Next month marks the opening of the Tennessee-Tombigbee Transportation Museum in Columbus.
The museum takes up only a fraction of a one-story brick building at 318 Seventh St., but the small space is full of information about the Tenn-Tom Waterway. Exhibits both informational and interactive cover everything from the history of transportation in the region, to information about the locks. Quotes about rivers made famous by Mark Twain adorn the walls. From the ceiling hang flags representing barge and towing companies which use the waterway. There are models of boats and a train, framed newspaper articles about the waterway and informational videos about different modes of transportation in the region.
Visitors can page through scrapbooks containing photos from when the waterway was in development. There are buttons to press, wheels to turn, videos to watch.
The museum’s highlight occurs in a small room set up as the pilot house of the Huck Finn towboat. There, an interactive video invites visitors to be part of the boat’s crew. The boat’s pilot narrates the video, explaining the work and life of a crew member. He also shows visitors the instruments and what they do. He groans when a message comes over the radio: “We have some fog coming in from the west! Repeat, fog coming in from the west!”

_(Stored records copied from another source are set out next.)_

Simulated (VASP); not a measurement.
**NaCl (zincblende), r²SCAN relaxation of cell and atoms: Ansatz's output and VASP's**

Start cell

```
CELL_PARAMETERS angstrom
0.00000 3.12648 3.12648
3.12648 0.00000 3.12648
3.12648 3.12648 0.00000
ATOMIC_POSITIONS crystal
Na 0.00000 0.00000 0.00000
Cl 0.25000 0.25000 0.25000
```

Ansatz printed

“Fog is a towboat’s worst enemy,” the pilot tells the audience grimly.
This video and other interactive exhibits are designed with young children in mind. According to the museum’s executive director, Agnes Zaiontz, the museum fits with education programs already in schools.
“We’re teaching intermodal transportation in schools,” she said. “And we have a textbook, we have written lesson plans, and the teachers are teaching it…so they can bring their children on a field trip up here and see what the textbooks are talking about.”
Zaiontz added that more exhibits are to come, including a 27 foot by 9 foot map of the entire Tenn-Tom Waterway, from Pickwick to Demopolis, Alabama.
Mike Tagert, transportation commissioner for Mississippi’s northern district, said he hoped the museum would spark interest in transportation careers among elementary school children.
“We have a nationally recognized educational outreach program to develop that interest…but it’s always been focused on the traditional modes of road and bridge work,” Tagert said, adding that this museum expands the program’s focus to waterborne transportation.
“[The museum] really educates kids locally about an asset that is very unique to their community that they may take for granted,” he added.
According to Don Waldon, this week marks 30 years since the journey of the first inaugural towboat on the Tenn-Tom Waterway. The actual dedication of the waterway occurred on June 1, 1985, several months after watercraft had already been using the Tenn-Tom. Waldon, who had been Administrator of the Waterway Authority at that time, said the dedication saw what was probably the largest delegation of Congressmen and senators that had ever been in the state. Thousands of people, both local and from out-of-town, attended the dedication.
“It was one of the hottest days on record,” Waldon remembered. “It was a miserable day but a lot of people showed up.”
Waldon talked about the opposition the waterway faced from the Carter Administration in the late 1970s.
“One of the first things (Carter) did was start identifying projects that he felt…should be stopped,” said Waldon. “A couple dozen of those ended up being on what was commonly referred to as the Carter Hitlist, and the Tennessee-Tombigbee was one of those projects.”
A hearing was convened in Columbus to determine whether the project had support from the public and of it should be scrapped. According to Waldon, about 6000 people went to the hearing in support of the waterway. The then-governor of Mississippi led a “hard hat parade” down College Street. The Carter administration approved the waterway.
Zaiontz said the museum was paid for mostly by private companies and individuals. According to Tagert, the Federal Highway Administration also provided a small grant to go toward the building of the museum.
The dedication of the Tenn-Tom Transportation Museum will be Friday, Feb. 6. After the dedication, visitors can make appointments to tour the museum.